A recent blogsurf under "citizen journalism" on Technorati revealed this piece by Mark Hamilton which directed me to this piece on Paid Content...consisting of Rafat Ali's observations at the recent ONA confab.

Rafat's one of those young dudes with enough clout to be at a whole bunch of high-profile conferences...and, like a petulant child who's tired of watercress sandwiches and thousand-dollar toy cars, he whines:
where's the entrepreneurship? The Web 2.0 thing, while may have been over hyped, at least has something at the core of it: innovation, on the cheap, and available to all. These are people who believe, and believe me, that's half the battle won. Why is that mentality not coming to journalism, and specifically online journalism? Why isn't more startup culture being encouraged at media companies? Yes, they'll start blogs on their site, but beyond that, what? Why aren't journalists being encouraged to be entrepreneurs, and the other way around? When will we have our version of the young-out-of-school-entrepreneurs amongst us?

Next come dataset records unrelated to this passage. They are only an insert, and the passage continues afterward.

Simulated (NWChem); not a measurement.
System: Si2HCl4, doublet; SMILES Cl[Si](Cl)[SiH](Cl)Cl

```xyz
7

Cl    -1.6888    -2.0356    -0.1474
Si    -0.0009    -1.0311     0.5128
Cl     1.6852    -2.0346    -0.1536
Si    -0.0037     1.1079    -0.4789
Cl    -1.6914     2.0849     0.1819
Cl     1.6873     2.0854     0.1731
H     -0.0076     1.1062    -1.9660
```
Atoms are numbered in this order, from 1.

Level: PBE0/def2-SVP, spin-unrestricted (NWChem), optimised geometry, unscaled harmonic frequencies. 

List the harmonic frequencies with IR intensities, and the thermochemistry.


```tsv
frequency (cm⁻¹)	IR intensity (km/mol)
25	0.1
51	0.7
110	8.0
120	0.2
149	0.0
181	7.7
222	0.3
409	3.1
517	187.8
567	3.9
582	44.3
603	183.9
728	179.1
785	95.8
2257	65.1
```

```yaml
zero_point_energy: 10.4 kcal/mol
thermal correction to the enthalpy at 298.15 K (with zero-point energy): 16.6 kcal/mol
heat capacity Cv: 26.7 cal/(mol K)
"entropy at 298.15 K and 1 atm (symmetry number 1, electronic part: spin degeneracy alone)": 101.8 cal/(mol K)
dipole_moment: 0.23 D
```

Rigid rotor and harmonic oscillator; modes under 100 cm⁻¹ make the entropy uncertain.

Rafat, here's a clue: the entrepreneurs aren't sitting in expensive conferences. We aren't hearing what you or any of the others Up There are saying. We have day jobs or are in grad school for something unrelated to proper journalism. We do "citizen journalism" or "grassroots journalism" or whatever y'all want to call it on our own, in our own time, NOT under the auspices of the local newspaper or something like We are in the Technorati Long Tail and don't have time for attending conferences, or whining and kvetching and complaining. We aren't all young, wide eyed, and moneyed--we are all ages, races, and creeds. We sometimes even have trouble finding one another. Yet We are articulate and educated and are blogging daily.

We're there Rafat. We have the Passion you talk about. But you, and most of The Press are still up where the Air is Rare and can't see us. And when you find us, you want to find ways to diminish, disparage, and degrade what we are doing. There is no support from established journalists or organizations--only talk of ways of commodifying us and paying us wages that are well below what someone of less talent and more education earns. Come down from your conferences Rafat and check out what The People are up to. There is passion and raw talent far beyond what you will find in a conference.

Get out of the clouds and into the Long Tail. You'll be amazed.